2. The Essays of Warren Buffett: Lessons for Corporate America ($32)
First published in 1997, Warren Buffet’s book is another oldie full of reliable advice. If you’re going to be a long-term investor, Buffett is the best person to learn from.
One of the most successful investors in modern history, Buffett gives new investors a peek into how a company can increase its value and how management can interact with shareholders.
He details how his company, Berkshire Hathaway Inc., shares the interests of its shareholders, and how he buys shares of businesses that are trading at a discount from their inherent value. Buffett is the ultimate buy-and-hold investor, and he’s worth studying for his long-term strategy.
3. Investing for Dummies by Eric Tyson ($23)
Part of the “Dummies” series, this book is in its seventh edition. If you’ve ever read any of the “Dummies” books, then you already know how easy they are to read.
This book is meant as a primer on all aspects of investing, from managing a portfolio to investing in individual stocks, opening a small business, and understanding the tax implications of your investing decisions.
The book makes it easy to skip parts that you already know well, and to jump to areas you want to read more about. Don’t eliminate it just because of the simple title. It has more heft to it than you might think.
4. A Random Walk Down Wall Street by Burton Malkiel ($19.95)
This is another classic that was first published in 1973. More than 1.3 million copies have been sold since it was first published.
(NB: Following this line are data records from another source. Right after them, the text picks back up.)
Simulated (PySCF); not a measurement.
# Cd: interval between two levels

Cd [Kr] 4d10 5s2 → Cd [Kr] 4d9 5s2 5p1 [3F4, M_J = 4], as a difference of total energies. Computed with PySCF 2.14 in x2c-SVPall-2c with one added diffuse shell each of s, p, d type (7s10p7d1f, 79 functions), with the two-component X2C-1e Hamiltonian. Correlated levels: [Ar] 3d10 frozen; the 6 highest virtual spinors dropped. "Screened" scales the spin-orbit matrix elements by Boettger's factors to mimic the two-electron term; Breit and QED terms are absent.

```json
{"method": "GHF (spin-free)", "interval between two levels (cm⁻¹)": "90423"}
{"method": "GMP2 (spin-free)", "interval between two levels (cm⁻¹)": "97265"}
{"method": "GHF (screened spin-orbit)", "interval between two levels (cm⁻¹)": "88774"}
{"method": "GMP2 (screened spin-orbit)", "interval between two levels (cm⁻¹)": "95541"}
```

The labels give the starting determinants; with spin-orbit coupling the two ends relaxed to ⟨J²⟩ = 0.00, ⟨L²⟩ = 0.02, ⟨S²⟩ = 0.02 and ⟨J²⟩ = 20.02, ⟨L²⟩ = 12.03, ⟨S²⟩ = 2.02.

It’s a how-to guide to building a balanced, diversified portfolio, mostly with low-cost index funds. Malkiel makes the case that stock prices are difficult to predict just by looking at past moves or at a company’s balance sheets. If people could use such information to predict how a stock will perform, he argues, then other investors would have already done it, and the price would reflect that.
Random Walk also explains how investors shouldn’t accept high fees from a mutual fund manager. If markets are largely efficient, then managers shouldn’t be able to beat the market consistently; and their fees don’t make sense because they don’t beat low-cost index funds. And that’s where Malkiel recommends investing: index funds that anyone can do reasonably well in, since it’s so hard to get an edge in trading.
He does warn, however, that the markets may not always be efficient, and that his recommendations shouldn’t cause you to forget risky conditions. From the Dutch tulip craze to tech and real estate booms, there are plenty of examples of how markets can be irrational and speculative.
5. The Dhandho Investor by Mohnish Pabrai ($34.95)
The Dhandho Investor is a break from the investing jargon that pops up in some of the aforementioned books. (Though those books are still easy to read.)
Pabrai gives a contemporary look at value investing in plain English through the experience of the Patels – a group of ethnic Indians who immigrated to the United States in the 1970s after Uganda’s dictator Idi Amin pushed them out of the country.
The Patels came to America with little capital and not much formal education. But they built a hotel empire, and today, they own around a quarter of the roadside motels in the U.S.
They have a “coin toss” rule of thumb that leads to investing when risk is low and the upside is high:
Heads, I win.
Tails, I don’t lose much.
The book will train you to think like a contrarian as a value investor who invests in undervalued stocks.
If you can’t find the time to read any of these books aimed at new investors, then read the famous three-by-five index card by UC Chicago social scientist Harold Pollack. It lists just about all the financial advice you’ll ever need, and it’s a lot cheaper and easier than many books.